A judge on May 9 ordered US Citizenship and Immigration Services to explain its H-1B visa processing times and rule changes after hearing first-time oral arguments in a lawsuit brought by ITServe Alliance, a trade association for IT services companies.

The lawsuit, first launched last year, consolidates between 30 and 40 cases filed by different IT companies that combine to count more than 90 H-1B applications that have been either denied or approved for only short periods of time. ITServe, which has more than 1,000 member companies in the US, filed the litigation in an attempt to force a court ruling against USCIS’ policy that imposed additional requirements for IT consulting firms seeking to employ workers on H-1B visas, which allow highly skilled professionals to work in the US on a temporary basis.

Judge Rosemary Collyer of the United States District Court for the District of Columbia also required the government agency to discuss whether depositions of certain USCIS officials and document discovery from the agency were necessary to resolve the issues. The agency’s answers are due two weeks from last week’s hearing.

The USCIS is not following the regulations that are outlined in legislation, ITServe representatives told Staffing Industry Analysts. Instead, the agency has been making its own internal rules through memos.

A USCIS policy memo issued in February 2018 imposed additional requirements for IT consulting firms or agents seeking to place H-1B workers with third-party clients. For such workers, the petitioner now must demonstrate that it has specific and non-speculative qualifying assignments in a specialty occupation for the beneficiary, for the entire time requested on the petition, Fiona Coombe, SIA’s director of legal and regulatory research, explains in a legal update.

USCIS may require additional corroborating evidence to substantiate a petitioner’s claim such as contracts, copies of detailed statements of work, work orders or a letter signed by an authorized official of each ultimate end-client company where the beneficiary will actually work. USCIS has used the policy to request a detailed description of the specialized duties, the qualifications required, the duration of the job, salary or wages paid, hours worked, benefits, and a detailed description of who will supervise the beneficiary and the beneficiary’s duties, together with any other related evidence for such applications.

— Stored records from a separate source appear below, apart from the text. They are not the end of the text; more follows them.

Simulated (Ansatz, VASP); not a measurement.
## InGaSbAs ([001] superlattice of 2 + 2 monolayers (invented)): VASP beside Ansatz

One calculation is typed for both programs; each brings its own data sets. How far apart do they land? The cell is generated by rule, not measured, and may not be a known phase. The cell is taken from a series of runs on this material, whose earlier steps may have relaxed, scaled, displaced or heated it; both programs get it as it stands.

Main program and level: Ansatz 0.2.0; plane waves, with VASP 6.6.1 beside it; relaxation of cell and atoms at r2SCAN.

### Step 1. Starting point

“USCIS’s policies under the current administration are clearly undermining the H-1B program as it is intended in the legislation and creating unexpected levels of uncertainties for both US employees and employers, especially in the IT sector,” said ITServe President Vinod Babu Uppu.

Uppo also noted the arbitrary rule changes have been impacting the business environment. “IT industry needs H-1B workers to meet the demand in the US and when these H-1Bs are denied unlawfully, it hurts American businesses because they are unable to meet the client demand,” he said. “If these guest workers are not able to get H-1B permits, then American businesses are forced to take their work where the workers are, which would mean taking their business outside of the US.”

The judge’s ruling could carry major implications for how USCIS directs adjudicators to decide H-1B cases, wrote Stuart Anderson, executive director of the National Foundation for American Policy, a non-partisan public policy research organization focusing on trade, immigration and related issues, in a Forbes article.

Judge Collyer pointed to the significant “difference in outcome” for employers filing H-1B petitions during the Trump administration compared to previous years, according to Anderson. Plaintiff’s attorneys Jonathan Wasden and Bradley Banias pointed to data showing USCIS approved 94% of H-1B petitions for client ERP Analysts from fiscal year 2012 to fiscal year2017, but the agency approved only 19% of the company’s cases during fiscal year 2018 to fiscal year 2019. The company’s business model did not change, argued Wasden and Banias in their brief, “the Agency’s rules did.”